SunZia Transmission Project: Balancing Renewable Energy with Tribal and Environmental Concerns

By Cathryn Newman. 

The SunZia Transmission Project 

In May 2023, the Department of the Interior’s Bureau of Land Management (BLM) approved the largest wind project in the Western Hemisphere and in U.S. History, the SunZia Transmission Project (SunZia). SunZia is a privately funded project comprising a 3.5-gigawatt wind farm in New Mexico and two 500-kilovolt above-ground transmission lines across approximately 550 miles of federal, state, and private lands between central New Mexico and Arizona. The goal of this project is to transport up to 4,500 megawatts of renewable energy generated by the wind farm to more than three million Americans in New Mexico, Arizona, and California. Secretary of the Interior Deb Haaland stated, “[t]he SunZia Transmission Project will accelerate our nation’s transition to a clean energy economy by unlocking renewable resources, creating jobs, lowering costs, and boosting local economies.” SunZia is one of over two dozen planned transmission lines, which are all vital to the Biden-Harris administration’s climate goal of reaching net zero greenhouse gas emissions from the power sector by 2035.
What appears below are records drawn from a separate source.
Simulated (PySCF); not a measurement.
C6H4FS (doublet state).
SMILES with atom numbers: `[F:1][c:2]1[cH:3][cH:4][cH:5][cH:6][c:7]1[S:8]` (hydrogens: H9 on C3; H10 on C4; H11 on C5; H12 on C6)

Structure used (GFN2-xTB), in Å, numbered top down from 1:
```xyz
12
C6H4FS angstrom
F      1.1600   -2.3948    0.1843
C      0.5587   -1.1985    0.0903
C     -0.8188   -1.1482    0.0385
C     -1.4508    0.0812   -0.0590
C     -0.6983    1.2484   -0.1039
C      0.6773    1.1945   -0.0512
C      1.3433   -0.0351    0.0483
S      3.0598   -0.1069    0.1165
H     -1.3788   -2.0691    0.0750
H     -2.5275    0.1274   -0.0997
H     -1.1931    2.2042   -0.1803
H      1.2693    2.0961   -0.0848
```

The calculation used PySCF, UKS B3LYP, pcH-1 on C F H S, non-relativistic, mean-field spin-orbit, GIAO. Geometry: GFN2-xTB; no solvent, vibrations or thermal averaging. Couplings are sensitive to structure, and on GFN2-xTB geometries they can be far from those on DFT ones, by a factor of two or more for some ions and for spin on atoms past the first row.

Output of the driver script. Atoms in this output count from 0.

Southwestern Power Group, a Phoenix-based developer, conceived the idea for SunZia in 2006. As the first project of its kind and size, it has overcome significant hurdles in the past 17 years before receiving final approval. BLM evaluated the project through the National Environmental Policy Act (NEPA) from 2009 to 2015 and issued a right-of-way grant (ROW) for the project’s construction route on federal lands in 2016. However, numerous setbacks, including challenges by environmental groups, local communities, and tribes and subsequent amendments requested by SunZia developers, halted BLM’s issuance of a Final Environmental Impact Statement (FEIS) and ROW until February of 2023. 

SunZia began construction in 2023 after Pattern Energy Group LP, the developer behind the project, secured over 11 billion dollars in funding. The transmission lines are supposed to be available for commercial operation by 2026.  

Tohono O’odham Nation et. al. v. United States Department of Interior et. al.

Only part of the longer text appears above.